Wednesday 11 June 2014

How Maxis is simulating more of what makes us human in The Sims 4



verybody knows that The Sims expands. It’s one of the most continually iterated series in history, each main title receiving more add-on packs than the last.

What is less obvious about The Sims is that, at key intervals, the series contracts. Next year, Maxis will release The Sims 4 – and all that accrued expansion content will reset back to zero to allow the studio to make fundamental changes to the way its life simulation operates.

Producer Lindsay Pearson has been working on the series since the original game. “We hit a point during The Sims 3 where we wondered where the Sims were going to go next – what was the next evolution of what a ‘Sim’ means?” she says. “For The Sims 4, that was going back to the Sims themselves. [The decision to create a full sequel] is triggered by an idea, and then we have conversations about whether it is the technology that has to change or the content. This time it was both.”
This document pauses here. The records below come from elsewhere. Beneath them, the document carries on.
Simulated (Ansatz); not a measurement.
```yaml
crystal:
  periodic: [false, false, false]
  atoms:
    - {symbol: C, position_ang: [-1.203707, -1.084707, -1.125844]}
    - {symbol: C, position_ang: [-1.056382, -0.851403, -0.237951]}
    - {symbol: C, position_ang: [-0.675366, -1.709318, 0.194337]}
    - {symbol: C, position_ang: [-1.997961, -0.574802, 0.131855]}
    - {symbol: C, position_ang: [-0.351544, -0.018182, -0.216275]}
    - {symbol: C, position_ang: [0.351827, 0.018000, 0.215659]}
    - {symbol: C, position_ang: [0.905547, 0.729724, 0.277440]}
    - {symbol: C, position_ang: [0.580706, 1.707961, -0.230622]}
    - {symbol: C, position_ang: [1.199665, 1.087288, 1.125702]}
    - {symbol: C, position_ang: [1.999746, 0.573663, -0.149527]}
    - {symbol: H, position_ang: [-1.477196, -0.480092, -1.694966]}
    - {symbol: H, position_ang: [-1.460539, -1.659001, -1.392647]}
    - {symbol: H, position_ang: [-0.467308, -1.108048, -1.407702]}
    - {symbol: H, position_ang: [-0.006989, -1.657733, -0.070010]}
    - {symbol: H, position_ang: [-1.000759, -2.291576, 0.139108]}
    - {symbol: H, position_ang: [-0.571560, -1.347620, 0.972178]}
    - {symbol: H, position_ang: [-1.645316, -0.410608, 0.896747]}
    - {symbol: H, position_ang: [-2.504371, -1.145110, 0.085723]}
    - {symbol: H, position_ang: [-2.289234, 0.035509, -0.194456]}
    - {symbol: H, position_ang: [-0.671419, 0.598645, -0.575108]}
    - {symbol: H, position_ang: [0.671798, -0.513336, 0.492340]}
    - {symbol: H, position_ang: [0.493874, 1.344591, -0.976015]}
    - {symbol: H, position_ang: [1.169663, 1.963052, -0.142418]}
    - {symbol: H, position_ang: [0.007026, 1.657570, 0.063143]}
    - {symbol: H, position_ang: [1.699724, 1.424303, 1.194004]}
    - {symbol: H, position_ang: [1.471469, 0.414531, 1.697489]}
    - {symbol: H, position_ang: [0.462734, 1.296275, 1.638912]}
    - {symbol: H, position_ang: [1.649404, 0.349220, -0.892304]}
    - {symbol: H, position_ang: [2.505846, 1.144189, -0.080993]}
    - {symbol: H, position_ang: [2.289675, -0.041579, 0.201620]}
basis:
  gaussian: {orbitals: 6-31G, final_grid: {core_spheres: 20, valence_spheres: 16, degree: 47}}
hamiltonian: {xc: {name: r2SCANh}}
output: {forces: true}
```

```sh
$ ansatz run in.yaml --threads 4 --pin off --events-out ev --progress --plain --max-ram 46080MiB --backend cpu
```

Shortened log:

Pearson began work on the sequel almost three years ago. Individual groups of developers move from the previous game to the new one as they become needed, starting with the engineers responsible for the base-level simulation and moving up through concept artists and content designers.


For The Sims 4, work has been done to rebuild the game’s pathfinding and animation engines from scratch. Previous Sims games have given the impression of being tile-based, with characters moving in stiff, fixed patterns between context-specific actions. In The Sims 4, characters dynamically adjust their positioning relative to what they’re doing and the social environment they find themselves in. Maxis has studied footage of crowd behaviour – filmed in EA’s Redwood City headquarters – in order to accurately represent the way, for example, a group of people chatting will respond to a new person approaching their circle. In The Sims 4, a character’s awareness is visible: their head and upper body move to acknowledge the new person, and they smoothly step back to create space in a way that is far more fluid than in the series’ past. The new animation framework has reaped other benefits, too – Sims can now pass each other on the stairs and walk through doorways as a group without causing a logjam.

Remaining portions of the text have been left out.